Monday, July 19, 2010

Propaganda May Rage, But It Still Isn't Truth

We live in an information age where it is possible for many impressionable people to believe that,if they see something on the internet, then it must be true. But there still needs to be both an intellectual and a moral filter present in human perception to separate lies from truths, and fiction from fact.

In the case of the current media frenzy concerning the planned construction of an Islamic worship and community center in the neighborhood of the September 11th, 2001 militant attack on New York City, propagandists from the radical political Right are doing everything possible to stir up a climate of fear, anger, and even hatred, directed not only at the Cordoba Initiative but at MAS, and by extension, the collective Muslim community of New York City and America.

The planned facility, even though it is certainly not on the location where the aircraft struck the Twin Towers of the World Trade Center, is being vilified as an "Islamic supremacist" mosque and an insult to the sensitivities of 9-11 victims' families. Despite the reality of the Cordoba Initiative's clear history of anti-radicalism and positive interfaith bridge-building, Imam Faisal Abdur-Rauf and his wife, Sister Daisy Khan, are vilified as stealth Jihadis bent on the propagation of "Radical Islam" and the desecration of the September 11, 2001 memorial location.

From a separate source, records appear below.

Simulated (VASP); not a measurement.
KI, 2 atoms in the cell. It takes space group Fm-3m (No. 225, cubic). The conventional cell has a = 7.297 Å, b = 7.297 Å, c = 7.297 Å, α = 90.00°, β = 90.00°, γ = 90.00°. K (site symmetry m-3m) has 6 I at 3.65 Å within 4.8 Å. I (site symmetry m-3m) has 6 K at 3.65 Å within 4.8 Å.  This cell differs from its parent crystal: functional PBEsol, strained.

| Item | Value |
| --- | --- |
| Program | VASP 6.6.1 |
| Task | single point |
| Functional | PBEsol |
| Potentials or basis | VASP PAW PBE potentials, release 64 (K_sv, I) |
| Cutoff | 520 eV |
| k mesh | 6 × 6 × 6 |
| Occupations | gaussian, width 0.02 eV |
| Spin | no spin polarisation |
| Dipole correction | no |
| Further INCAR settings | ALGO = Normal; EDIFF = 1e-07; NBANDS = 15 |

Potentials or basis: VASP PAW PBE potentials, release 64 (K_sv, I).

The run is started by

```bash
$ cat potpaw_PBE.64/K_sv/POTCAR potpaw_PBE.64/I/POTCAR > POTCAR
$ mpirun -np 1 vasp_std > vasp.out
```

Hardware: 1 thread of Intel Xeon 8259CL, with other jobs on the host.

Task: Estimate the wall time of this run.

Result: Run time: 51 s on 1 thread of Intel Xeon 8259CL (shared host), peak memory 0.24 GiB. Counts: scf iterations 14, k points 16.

And on a personal note, one such propagandist, armed with little more than her own rage and propensity for hatred of Al-Islam, has characterized me as participating in a "hate-fest against Jews" simply because I attended a rally calling for an end to the Israeli blockade of Gaza.(Note: U.N. Secretary General Bak Ki-Moon and Nobel Peace Prize winners Desmond Tutu and Mareid Corrigan Maguire, among countless others, have takes the same position against the Israeli blockade of Gaza and the illegal occupation of Palestinian land. Are they Jew-haters, too)?

Yes, there are those who oppose the right of Muslims to establish places of worship in America, despite the total lack of evidence that these mosques, or their organizers, promote violence or intolerance. Muslims, like other people in America, should respect the law, and challenge any and all people who violate it, whether they are Muslim or not. But the same law that we should respect and obey also guarantees religious freedom, and provides for the presumption of innocence until parties are proven guilty.

The drumbeat of attacks and slander against us is not a substitute for truth and reason-two qualities that both define the best of the American historical tradition and illuminate the unsavory conduct of those who violate this tradition for their own political purposes.

Being a Muslim is not a crime, and neither is it an indication of collusion with criminals. We do have a right to assert our freedom to build Islamic houses of worship, as the Mayor of New York City, Michael Bloomberg, stated on the website of the Cordoba Initiative.

On the other had, some Tea Party leaders seethe with anger when others characterize them as being racist, yet they say precious little to repudiate the hateful public remarks that have clearly been made by prominent members of their movement.

We will not engage in name-calling or provocative verbal counter-attacks against those attack us. We will continue to believe in faith over fear, and in the basic decency of the people of the United States. And, deep within my heart, I am certain that the Lord of the Worlds will guide, and protect, all people who seek to do good, even if those people are excoriated by those with other motives in their hearts.